I continue to observe an elasticsearch on docker instance that continues to grab more and more off-heap memory until Mesos kills the docker container.
Since there is no data going in with the exception of the .monitor index and searches are pretty quiet on this ES instance, this is really peculiar. Note: the memory heap stays constant at just under 1GB.
wild guess: The ergonomic choice of the JVM for the maximum allowed direct memory is too high.
Unfortunately, it is a bit hard to find out which value the JVM has chosen (you can write a small Java program which reads `sun.misc.VM.maxDirectMemory()` and invoke it in the Docker container).

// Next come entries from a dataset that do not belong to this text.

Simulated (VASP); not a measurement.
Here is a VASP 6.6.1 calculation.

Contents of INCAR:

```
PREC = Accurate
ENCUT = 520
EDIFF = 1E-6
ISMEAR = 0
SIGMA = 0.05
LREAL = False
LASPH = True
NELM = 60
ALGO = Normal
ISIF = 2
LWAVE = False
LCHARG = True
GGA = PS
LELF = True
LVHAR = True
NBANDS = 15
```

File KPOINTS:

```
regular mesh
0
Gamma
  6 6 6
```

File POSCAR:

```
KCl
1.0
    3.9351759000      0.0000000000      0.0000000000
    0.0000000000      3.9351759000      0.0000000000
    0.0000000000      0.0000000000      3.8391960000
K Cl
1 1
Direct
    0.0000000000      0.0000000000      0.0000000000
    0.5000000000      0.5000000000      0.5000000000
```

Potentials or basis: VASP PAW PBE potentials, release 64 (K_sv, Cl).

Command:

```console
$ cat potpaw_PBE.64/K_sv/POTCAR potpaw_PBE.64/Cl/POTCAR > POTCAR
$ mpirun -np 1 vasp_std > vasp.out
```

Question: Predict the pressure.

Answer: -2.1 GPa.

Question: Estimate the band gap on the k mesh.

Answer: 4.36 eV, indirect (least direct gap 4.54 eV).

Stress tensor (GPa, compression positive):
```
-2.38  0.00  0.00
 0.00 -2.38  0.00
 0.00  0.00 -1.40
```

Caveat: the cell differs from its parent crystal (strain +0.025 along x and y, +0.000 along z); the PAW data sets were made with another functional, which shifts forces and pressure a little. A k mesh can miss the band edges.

You can restrict direct memory explicitly e.g. to 2G with `-XX:MaxDirectMemory=2G`. Be aware that you will see more frequent garbage collections if the value you choose is too small. Also, ensure that `-XX:+DisableExplicitGC` is **not** set in your `jvm.options` (it was set by default before Elasticsearch 5.5.2).
Thanks for your response! Um, I believe you mean -XX:MaxDirectMemorySize=2G. :slight_smile: I tried that and it had no effect, with off-heap memory usage growing until Mesos killed the docker container.
yes, I meant that parameter. Did you check what direct memory size the JVM has chosen for your container? I don't know anything about your environment and 2G might be the wrong choice as well; it was just an example how to set it.
Very interesting blog post, thanks for sharing that! BTW, jvm.options...please share what your recommended settings (at least the ones you start out with). It's understood that the Xms and Xmx settings will be different.
After monitoring for 1 hour-ish, it appears that the Thread stack memory is increasing way faster than Internal.
A couple of things: 1. -xss--I have this set to 1 MB (-xss1m). 2. Activity--this is a one-node cluster that has very few reads and even fewer writes.
I wonder if I have long-lived threads that are not being cleaned up due to a dearth of activity and that setting the tread stack size to a relatively high value accounts for more and more off-heap being used? I further wonder if it makes sense to remove -Xssl1m would make a diff. I am gonna try that and see what happens.
Definitely spit-balling here, but hey, what's the worst that can happen? :rofl:
Cool, thanks, makes sense re: thread stack size. My testing on that was not good as the off-heap memory usage actually appeared to accelerate.
A co-worker of mine had his thread_pool.generic.keep_alive set to 30s. I set that, kept the default thread stack size by removing -xss1m and let this run overnight. Interesting. Whereas the total native memory usage went up 521MB, the Thread stack portion only went up 197MB. It appears setting keep_alive to 30s helped and *appears* to point to thread stacks gobbling up page cache.
I restarted with a thread_pool.generic.max set to 100 and I am monitoring.
At this point, ES keeps grabbing more and more off-heap memory until Mesos kills the Docker container. However, as I noted above, the percentage of RAM grabbed by the thread stack is way down from the first configuration I reported (35MB of 226278MB total, or 15%). Internal is 154MB or 68%.